Limitations and known issues¶
Shipper is just software, and all software has limits. Here are the highlights for Shipper currently. Some of these are not principal problems, just shortcuts that we took while building Shipper.
Chart restrictions¶
Shipper expects a few properties to be true about the Chart it is rolling out. We hope to loosen or remove most of these restrictions over time.
Only Deployments¶
The Chart must have exactly one Deployment object. The name of the
Deployment should be templated with {{.Release.Name}}
. The Deployment
object should have apiVersion: apps/v1
.
Shipper cannot yet perform roll outs for StatefulSets, HorizontalPodAutoscalers, or bare ReplicaSets. These objects can be present in the Chart, but Shipper only knows how to manipulate Deployment objects to scale capacity over the course of a rollout.
Services¶
The Chart must contain either:
- exactly one Service, or
- exactly one Service labeled with the label
shipper-lb: production
.
The name of the Service should be fixed: either a literal in the Chart template, or a value which does not change from release to release.
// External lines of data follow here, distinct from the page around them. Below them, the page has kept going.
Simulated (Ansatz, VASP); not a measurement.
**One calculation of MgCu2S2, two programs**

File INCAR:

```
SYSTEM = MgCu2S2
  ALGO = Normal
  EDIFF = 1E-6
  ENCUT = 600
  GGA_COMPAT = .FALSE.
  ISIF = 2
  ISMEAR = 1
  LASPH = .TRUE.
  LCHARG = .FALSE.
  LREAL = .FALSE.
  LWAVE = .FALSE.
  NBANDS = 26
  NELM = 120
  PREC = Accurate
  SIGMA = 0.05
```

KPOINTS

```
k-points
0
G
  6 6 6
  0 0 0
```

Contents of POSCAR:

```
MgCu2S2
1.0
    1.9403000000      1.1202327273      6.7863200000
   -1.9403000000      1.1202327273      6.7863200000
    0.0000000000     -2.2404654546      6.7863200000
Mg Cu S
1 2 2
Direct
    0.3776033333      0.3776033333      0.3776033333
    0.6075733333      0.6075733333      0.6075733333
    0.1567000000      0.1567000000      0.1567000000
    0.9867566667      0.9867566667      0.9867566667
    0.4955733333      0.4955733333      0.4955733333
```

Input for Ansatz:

The Service should have a selector
which matches the application, not
a single release. A Service with release: {{ .Release.Name }}
as part
of the Service selector
will cause Shipper to error, as it will not be
able to balance traffic between multiple Releases.
If you cannot modify the Chart you’re rolling out, you can ask Shipper to
remove the release
selector from the Service selector
by adding the
enable-helm-release-workaround: "true"
label to your Application. This
workaround helps make Charts created with helm create
work out of the box.
Load balancing¶
Shipper uses Kubernetes’ built-in mechanism for shifting traffic: labeling
Pods to add or remove them to a Service’s selector
. This means you
don’t need any special support in your Kubernetes clusters, but it has several
drawbacks.
We hope to mitigate these by adding support for service mesh providers as traffic shifting backends.
Pod-based traffic shifting¶
Traffic shifting happens at the granularity of Pods, not requests. While Shipper’s interface specifes a traffic weight, small fleets of Pods may find that their actual weight differs significantly from the one they requested.
New Pods don’t get traffic if Shipper is not working¶
Shipper adds the shipper-traffic-status: enabled
label to Pods after they
start. This allows Shipper to correctly manage the number of Pods exposed to
traffic. However, if a Pod is deleted and Shipper is not currently running or
cannot contact the cluster, the new Pod spawned by the ReplicaSet will not
get traffic until Shipper is working again.
The primary issue is that we cannot “cork” a successfully completed rollout by adding the traffic label to the Deployment or ReplicaSet without triggering a native Deployment-based rollout. We could solve this by working directly with ReplicaSets instead of Deployments, but that’s probably working against the grain of the ecosystem (most charts contain Deployments).
Lock-step rollouts¶
Shipper is good at making sure that all clusters involved in a rollout are in the same state. It does this by ensuring that all clusters are in the correct state before marking a rollout step as complete.
However, this means that Shipper cannot perform cluster-by-cluster rollouts,
like first kube-us-east1-a
, then kube-eu-west2-b
. Our “federation”
layer supports this, but we have not yet designed the extension to our strategy
language to describe this kind of rollout.
This cluster-by-cluster strategy is important when limiting traffic or capacity exposure to a new change is not enough to mitigate risk: for example, perhaps the new version will change a cluster-local schema once it starts running.